Friday, February 22, 2008

Improving your Website

Inc. Magazine's website published a little slide show with 11 ways to improve a corporate website. Most of them are really platitudes, like making sure it's a high corporate priority, keeping it simple and that ensuring that the site ranks high on search engines. Gee. Thanks.

But two of them were good. Really good, actually.
The first - make small, frequent adjustments and measure the impact. For whatever reason, this one seems to be lost on a big chunk of companies. A good design is modular, and therefore changes can be isolated to specific areas.
The second - build and distribute a widget. While these can be a bit irksome to receive in a corporate email inbox, they can give a consumer-based site a real boost. They engage the user and often attract traffic immediately, even if only for a short time. It's a nice way to get people to come back to your site.
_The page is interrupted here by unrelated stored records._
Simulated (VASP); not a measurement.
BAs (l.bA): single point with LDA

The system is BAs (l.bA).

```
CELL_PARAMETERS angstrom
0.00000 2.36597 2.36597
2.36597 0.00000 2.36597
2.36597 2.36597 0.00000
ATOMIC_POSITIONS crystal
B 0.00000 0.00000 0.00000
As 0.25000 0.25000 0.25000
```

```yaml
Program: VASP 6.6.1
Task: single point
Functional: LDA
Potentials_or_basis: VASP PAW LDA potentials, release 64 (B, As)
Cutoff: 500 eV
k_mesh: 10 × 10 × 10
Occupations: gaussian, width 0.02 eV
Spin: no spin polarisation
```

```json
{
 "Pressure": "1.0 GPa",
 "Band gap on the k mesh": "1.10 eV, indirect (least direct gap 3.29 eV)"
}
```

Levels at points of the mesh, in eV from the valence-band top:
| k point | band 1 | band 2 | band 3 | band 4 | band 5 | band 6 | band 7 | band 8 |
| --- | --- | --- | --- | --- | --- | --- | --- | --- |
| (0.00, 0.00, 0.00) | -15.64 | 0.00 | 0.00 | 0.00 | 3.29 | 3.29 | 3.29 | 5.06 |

The big one that is missing is so often missed by technology-oriented website recommendations that it frustrates me to no end. And that is to know your objective. Now that might sound every bit as trite as "keep it simple." But if it was so well-known, how come it's so commonly overlooked?

The way that I frame it for clients is this: What do you want someone to do when they come to your site? Make a purchase? Make a phone call? Leave a comment? Once you decide that, then you can actually measure the effectiveness of your site. And you can see what those small adjustments are doing for you.

And you might actually increase revenue.